Art Brut in America & Unorthodox
American Folk Art Museum & The Jewish Museum, New York
American Folk Art Museum & The Jewish Museum, New York
‘Art Brut in America: The Incursion of Jean Dubuffet’ at the American Folk Art Museum concerns the decade from 1952 to ’62 when the French artist made a temporary loan of 1,200 works produced by his ‘confined comrades’ – mainly artists working in isolation in prison or psychiatric institutions – to fellow artist Alfonso A. Ossorio. Curator Valérie Rousseau opens the exhibition with five works by Ossorio, whose wild rendering and use of vibrant colour was deemed by Dubuffet to be tainted by culture and annexed from his art brut collection. Rousseau sectioned off Ossorio’s works using archival material and photographs, including a slideshow of the collection as Ossorio installed it in his Long Island mansion, where it stayed for ten years.
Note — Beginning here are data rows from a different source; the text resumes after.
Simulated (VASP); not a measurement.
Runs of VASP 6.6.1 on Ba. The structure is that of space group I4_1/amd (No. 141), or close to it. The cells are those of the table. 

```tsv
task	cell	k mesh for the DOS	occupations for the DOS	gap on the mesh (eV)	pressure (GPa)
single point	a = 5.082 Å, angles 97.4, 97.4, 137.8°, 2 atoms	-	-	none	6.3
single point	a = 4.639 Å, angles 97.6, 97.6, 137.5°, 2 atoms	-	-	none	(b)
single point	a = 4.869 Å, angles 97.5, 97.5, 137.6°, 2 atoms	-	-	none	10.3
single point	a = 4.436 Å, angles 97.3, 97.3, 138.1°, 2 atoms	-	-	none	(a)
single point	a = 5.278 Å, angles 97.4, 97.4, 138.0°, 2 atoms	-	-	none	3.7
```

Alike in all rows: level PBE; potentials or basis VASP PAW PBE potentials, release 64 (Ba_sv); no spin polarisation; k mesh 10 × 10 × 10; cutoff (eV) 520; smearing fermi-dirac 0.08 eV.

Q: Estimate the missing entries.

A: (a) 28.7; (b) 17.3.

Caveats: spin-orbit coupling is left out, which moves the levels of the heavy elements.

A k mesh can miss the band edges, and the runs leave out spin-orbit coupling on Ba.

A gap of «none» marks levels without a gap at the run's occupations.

The collection began in 1945, inspired by Dubuffet’s encounter with the work of Adolf Wölfli, whose musical scores become blueprints for intricate, surreal drawings such as Untitled (Saint Adolf Bitten in the Leg by the Snake) (1921). Unlike Wölfli, who was confined to a psychiatric institution for most of his life, Jeanne Tripier only began producing works such as Croquis de fantaisie (Fantasy Sketch, 1937), which blends text and image using inventive materials such as hair dye and sugar, when she was in her 50s, following a relatively ordinary existence in Montmartre.
The disparity in their experiences underscores Dubuffet’s false dichotomy between what he called ‘art brut’ and ‘art culturel’ – or the idea that to tap into artistic emotions one’s subjectivity had to be untainted by culture. However, Dubuffet championed the work he included in his collection as capital-A Art rather than art by the mentally ill; he felt this earlier segregation was as arbitrary as separating out art produced by people with knee problems.
A concurrent exhibition at the Jewish Museum, ‘Unorthodox’, is indebted to Dubuffet’s ethos. It is as if Dubuffet planted a small seed in New York that sprouted half a century later into this show, organized by Jens Hoffmann, Daniel S. Palmer and Kelly Taxter, which can be read as a contemporary interpretation of the same, anti-normative project. Featuring 55 artists from different countries and time periods, ‘Unorthodox’ attests to important social and cultural shifts produced by, amongst others, the feminist and disability rights movements; it also aims to comment on the current state of ‘art culturel’. The curators’ wall text deliberately avoids defining terms such as ‘unorthodox’ or ‘normative’, aiming instead for an experiential argument about what these might mean.
The main gallery space is fitted with hallway-like, cramped walls that resemble art fair architecture. Every wall is packed, giving the impression that the works should be experienced in relation to one another rather than as individual pieces. Valeska Gert’s two performances for video set the tone at the entrance: Das Baby and Der Tod (Baby and Death, both 1969) present the artist’s unselfconscious, over-acted scenes of the first and last stages of human life.
The curators prefer what they refer to as ‘untapped artistic practices’ over ‘usual suspects’ who traffic through global surveys. Acknowledging that the exhibition is one such ‘normative’ context, the point is to gather artists usually excluded from these venues and see what happens when they are clustered together without the company of recognizable names. There were some exceptions. A work by emerging artist Park McArthur is installed in front of sculptures by Diane Simpson; both projects are rendered in a slick conceptual vocabulary that felt incongruous with their more intuitive-looking neighbours. David Rosenak, on the other hand, appears on the surface to be a photo-realistic landscape painter, yet emphasis shifts when we learn from the exhibition material that Rosenak in fact paints only about two works per year and the accuracy of his depiction reflects his battle with Parkinson’s. Today, it is common for an artist such as Rosenak, whose work doesn’t seem to aspire to participate in the global contemporary art conversation, to be included in a biennial-style exhibition alongside more recognizable names. However, it is through the absence of well-known art-world figures that ‘Unorthodox’ outlines an idea of normative, orthodox contemporary art.
‘Unorthodox’ is about undermining a specific idea of what art is and whom it is for. The show is a statement about contemporary museum practice, which is subject, too often, to vested interests, favouring artists with strong collector bases and tested critical reception. Said Dubuffet: ‘Research artistic productions by obscure people, with a special character of personal invention, spontaneity, freedom from conventions and accepted ideas.’ That quotation could just as well sum up the success of ‘Unorthodox’. Although ‘Art Brut in America’ excuses Dubuffet’s reliance on artists’ ‘pure’ subjectivity as source of their formal experimentation, the coincidence of the two exhibitions is evidence that Dubuffet’s project has life beyond its historical moment.